# Models of sparse graphs and network algorithms (12w5004)

Arriving in Banff, Alberta Sunday, February 5 and departing Friday February 10, 2012

## Organizers

(Inria Paris-Rocquencourt)

(McGill University)

(ICREA & Pompeu Fabra University)

## Objectives

There is no doubt now that the current trend that every electronic device should be connected in one way or another (usually many) implies a greater need for efficient networks. These networks should be connected, exhibit small-world behaviour and their topology should be robust to local modifications like device movement; all this should be achieved using minimal (devices might not be powerful) and distributed processes.

The topic we propose lies at the intersection of computer science, computational geometry, operations research, and theoretical probability; it also raises both exciting mathematical problems and hits on very practical aspects of today's technological challenges. One of the main objectives of the meeting is to gather experts from the different communities involved, give them the opportunity to expose their points of view, and foster fruitful exchanges. We also want to use this forum to make a state-of-the-art on the subject quickly available to a broader audience, in particular graduate students.

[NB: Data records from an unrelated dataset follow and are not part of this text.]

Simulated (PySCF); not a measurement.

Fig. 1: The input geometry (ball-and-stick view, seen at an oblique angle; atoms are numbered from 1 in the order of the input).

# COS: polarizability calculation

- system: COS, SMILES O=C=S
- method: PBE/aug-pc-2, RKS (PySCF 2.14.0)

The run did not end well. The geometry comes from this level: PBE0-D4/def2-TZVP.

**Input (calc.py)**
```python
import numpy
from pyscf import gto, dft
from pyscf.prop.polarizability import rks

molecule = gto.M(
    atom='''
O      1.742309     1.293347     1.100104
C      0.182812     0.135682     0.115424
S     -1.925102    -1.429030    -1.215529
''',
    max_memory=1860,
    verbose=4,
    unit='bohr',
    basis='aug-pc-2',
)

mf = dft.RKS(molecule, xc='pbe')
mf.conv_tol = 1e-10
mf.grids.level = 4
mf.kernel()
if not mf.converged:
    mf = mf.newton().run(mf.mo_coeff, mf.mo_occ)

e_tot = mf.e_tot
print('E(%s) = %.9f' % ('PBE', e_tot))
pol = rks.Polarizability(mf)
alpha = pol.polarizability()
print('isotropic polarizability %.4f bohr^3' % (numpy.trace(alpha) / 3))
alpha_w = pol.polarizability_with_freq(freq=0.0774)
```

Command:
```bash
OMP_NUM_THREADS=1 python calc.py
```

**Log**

We will organise the workshop mostly around scientific presentations, but we will also organise discussions and schedule some time for group work sessions. We think that the workshop would be an invaluable opportunity to discuss the following more precise mathematical questions. The presence of experts in different fields will certainly lead to interesting confrontations of ideas and raise related questions whose answer could shed more light on the subject.

A. The models of sparse geometric networks have so far mainly been studied using very little knowledge of the mathematical percolation corpus. In most cases, the graphs of interest are two-dimensional, which allows for the use of the specific techniques developed and used by Kesten [1980] in his proof that the critical threshold for bond percolation on the square lattice is $frac 12$. There is no doubt that a more thorough use of these powerful geometrical techniques will be of great help in understanding the precise connectivity parameters of various models of random geometric graphs.

B. The spanning ratio of a network is the maximal ratio over all pairs of points of the graph distance over the shortest (geometric, Euclidean) distance. It is a rather difficult parameter to study ---indeed, virtually no theoretically precise results are known about it for standard graphs (such as the Delaunay triangulation, or minimal spanning tree, or random geometric graph). For recent work, se the survey by Aldous and Shun [2010].

C. A first step towards more general results about broadcasting algorithms consists in characterizing the time for rumour spreading in terms of an important parameter of the connectivity of the graph that would be computed for specific examples. The first result in this direction is due to Chierichetti et a. [2010] who provide almost tight bounds for the broacast time using a push--pull strategy in terms of the graph conductance. We will discuss ways to nail down the correct asymptotics and dicuss what other important graph invariant might be more suitable to express the asymptotic bounds in a useful way.

D. One of the more challenging questions concerns the universality of the behaviour of graph models. Rather than analyzing the models one by one, one would gain a lot of insight by adopting a more abstract point of view. The main obstacle here is to define a suitable measure of similarity between graphs. The question of metrics on the space of graphs and continuity of the parameters in the induced topology is crucial here. The question has been very successfully answered for dense graphs with the notion of graph limits by Lovasz and Szegedy [2006] (See also, Diaconis and Janson [2008]). For sparse graphs, the question is more subtle and many natural metrics (like the Gromov--Hausdorff metric) do not yield good topologies on the spaces of sparse graph that are not critical'' (only supercritical (branching) graphs are crucial in practice for their expansion properties.) The recent survey by Bollobas and Riordan [2009] provides possible approaches. The question of convergence of geometric networks is also the main theme of Aldous' talk at the ICM [Aldous, 2010].